At the recent Express Adda in Mumbai, Farhan Akhtar spoke about his creative process, his transition from director to actor, and being Milkha. He even entertained the audience with poetry and song.
At the latest edition of Express Adda, presented by Yes Bank in association with India Infoline Finance Limited (IIFL) and Olive Bar & Kitchen, held in Mumbai recently, Bollywood actor-director Farhan Akhtar was at his candid best. During a conversation with a select audience, moderated by Shekhar Gupta, Editor-in-Chief of The Express Group, and Priyanka Sinha Jha, Editor of Screen, Akhtar spoke about his family, co-actors, how he approaches his craft, and his transition from a director to an actor.
In my earlier years, I couldn’t commit to anything; whatever I’d take up would last for a month or two, including college. I lived with my mother and she used to be very distressed with my behaviour. Later, when I thought of a career in films, I felt my strength lay in writing, not acting. It’s important to be honest with yourself and know whether you are good and ready enough to do it, because it’s not a job in isolation, there are other people’s lives and careers on the line. But working closely as a director and writer with talented people such as Aamir Khan, Dimple Kapadia and Amitabh Bachchan, I learnt about character building, and how they approach their craft. That helped me in transitioning to an actor.

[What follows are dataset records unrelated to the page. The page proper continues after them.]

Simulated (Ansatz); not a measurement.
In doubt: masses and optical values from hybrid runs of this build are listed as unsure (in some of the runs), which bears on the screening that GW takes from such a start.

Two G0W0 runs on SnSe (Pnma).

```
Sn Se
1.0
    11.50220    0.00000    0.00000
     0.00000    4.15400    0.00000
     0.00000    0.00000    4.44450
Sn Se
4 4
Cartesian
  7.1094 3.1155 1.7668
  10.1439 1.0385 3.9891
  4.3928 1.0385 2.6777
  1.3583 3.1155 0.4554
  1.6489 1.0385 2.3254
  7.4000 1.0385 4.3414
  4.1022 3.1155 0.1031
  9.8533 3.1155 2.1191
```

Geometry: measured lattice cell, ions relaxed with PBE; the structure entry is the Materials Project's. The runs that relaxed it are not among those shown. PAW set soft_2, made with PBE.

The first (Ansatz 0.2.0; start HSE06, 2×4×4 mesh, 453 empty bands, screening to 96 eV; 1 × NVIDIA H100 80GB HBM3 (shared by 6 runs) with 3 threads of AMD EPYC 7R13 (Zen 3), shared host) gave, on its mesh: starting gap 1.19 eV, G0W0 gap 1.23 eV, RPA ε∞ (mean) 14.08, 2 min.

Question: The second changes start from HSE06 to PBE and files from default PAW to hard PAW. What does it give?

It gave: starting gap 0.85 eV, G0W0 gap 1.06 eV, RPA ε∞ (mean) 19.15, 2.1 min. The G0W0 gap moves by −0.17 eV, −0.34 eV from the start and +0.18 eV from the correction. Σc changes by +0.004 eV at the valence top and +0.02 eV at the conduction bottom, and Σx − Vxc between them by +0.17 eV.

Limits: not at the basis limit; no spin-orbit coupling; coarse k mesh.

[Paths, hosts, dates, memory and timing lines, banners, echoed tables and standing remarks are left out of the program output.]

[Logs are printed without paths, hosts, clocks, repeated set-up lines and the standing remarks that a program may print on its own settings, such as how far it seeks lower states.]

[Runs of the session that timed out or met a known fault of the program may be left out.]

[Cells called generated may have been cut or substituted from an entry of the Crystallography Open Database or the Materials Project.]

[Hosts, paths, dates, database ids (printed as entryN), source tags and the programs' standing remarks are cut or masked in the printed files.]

Lakshya taught me an important life lesson — it is not up to you if your film does well. I had expectations from Lakshya because we had worked hard in making it. But I learnt that once the film is out there, it has a life of its own and as hard as you worked or as lax as you’ve been, people will like the film for what it is.
Celebrating Who You Are
Dil Chahta Hai isn’t just about being unabashedly rich, it’s about being unabashedly who you are. I wrote about the world and the people I knew, the kind of friends I had, something no one was doing at that time. So many people, like me, had stopped watching Hindi movies. We’d prefer watching international releases on DVD or in theatres, so probably it was in the spirit of protest that I wrote the script and made that film.
Playing Milkha Singh
I must thank all the actors who refused to play Milkha Singh before me; I was sold on it in the first 20 minutes of the story’s narration. Working on the film taught me that there is potential within each human being to achieve anything they set their mind on to if they’re willing to sacrifice luxuries and remain focussed. That’s the message Milkha Singh wanted conveyed through the film. I remember our first meeting at Priyadarshini Park in Dadar, Mumbai, where I was training for my part. When he came to the track, there was an electric energy as soon as he entered. All the young athletes training there started touching his feet. He, too, was interested in what sport they were participating in. That was the day I truly realised the importance of this movie, and that worked as a motivation to get his story right.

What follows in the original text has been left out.